IMAGINE the predicament. There you are peddling around the Mallorquin countryside, taking in the clear blue skies, the ancient windmills and the picturesque countryside.
Then you take one wrong turn and end up in the triangle of hell: A shameful local secret, otherwise known as Son Banya.
Son Banya is a triangular shanty-town a mere five kilometres away from the luxurious shops and restaurants of Palma and a stone’s throw from the Mercapalma wholesale market.
Son Banya offers shopping of a different kind – it is a drugs supermarket; and it is not Ibuprofen that is on offer. According to reporters braver than myself who have entered the area, the welcome is far from friendly with guns recommending a swift exit. In comparison, a night out in Magaluf is like a trip to Disneyland.
While the existence of this relatively tiny area of Mallorca has been successfully shielded from tourists and expats, with even its location removed from many maps, it is remarkably significant, despite hosting a mere 100 families. The government has closed the local school in an attempt to integrate the children into the wider community, and after the tragic disappearance of 15-year old Malén Zoe Ortiz Rodriquez near Magaluf in December 2013, Son Banya has been searched on a number of occasions, albeit without success.

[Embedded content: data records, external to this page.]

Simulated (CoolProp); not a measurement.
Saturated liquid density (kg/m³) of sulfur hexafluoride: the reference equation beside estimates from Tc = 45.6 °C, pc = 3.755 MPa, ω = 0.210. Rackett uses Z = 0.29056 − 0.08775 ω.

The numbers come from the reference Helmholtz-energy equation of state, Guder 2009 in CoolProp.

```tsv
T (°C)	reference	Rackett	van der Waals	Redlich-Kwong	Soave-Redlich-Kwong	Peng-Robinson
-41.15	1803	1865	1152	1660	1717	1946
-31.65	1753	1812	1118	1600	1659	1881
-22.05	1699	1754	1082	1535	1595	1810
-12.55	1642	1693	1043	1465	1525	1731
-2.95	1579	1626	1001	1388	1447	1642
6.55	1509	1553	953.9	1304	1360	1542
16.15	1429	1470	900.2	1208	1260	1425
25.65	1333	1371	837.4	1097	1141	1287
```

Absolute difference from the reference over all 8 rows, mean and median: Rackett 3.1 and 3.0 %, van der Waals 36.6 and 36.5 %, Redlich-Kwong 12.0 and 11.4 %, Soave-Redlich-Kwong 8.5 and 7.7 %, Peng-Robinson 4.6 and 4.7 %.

‘La Paca’ as the original matriarch of the village is known as, now resides under lock and key. Francisca Cortés Picazo, her real name, is succeeded by family members upholding the ‘spirit’ of the area, but according to one of her sons, she is due for parole next year.
Next month some 23 of the shack-like buildings are scheduled to be destroyed by court order, in an attempt to finally eradicate the power of Son Banya. You might wonder why the removal of such a small area, accessed by a single road, has taken so long and proven so difficult. La Paca’s son recently gave some insight into the reason in an interview, claiming that the business would otherwise disperse and be more difficult to track. Others suggest the zone’s powers stretch further up the social hierarchy than officials would care to admit.
Looking at internet chat rooms, some die-hard tourists are already searching out the zone as a last resort if they are unable to locate dealers in the streets. Judging by reports from people who have strayed into Son Banya by mistake or on purpose, I would advise avoiding this at any cost – it is a place where angels and police alike fear to tread.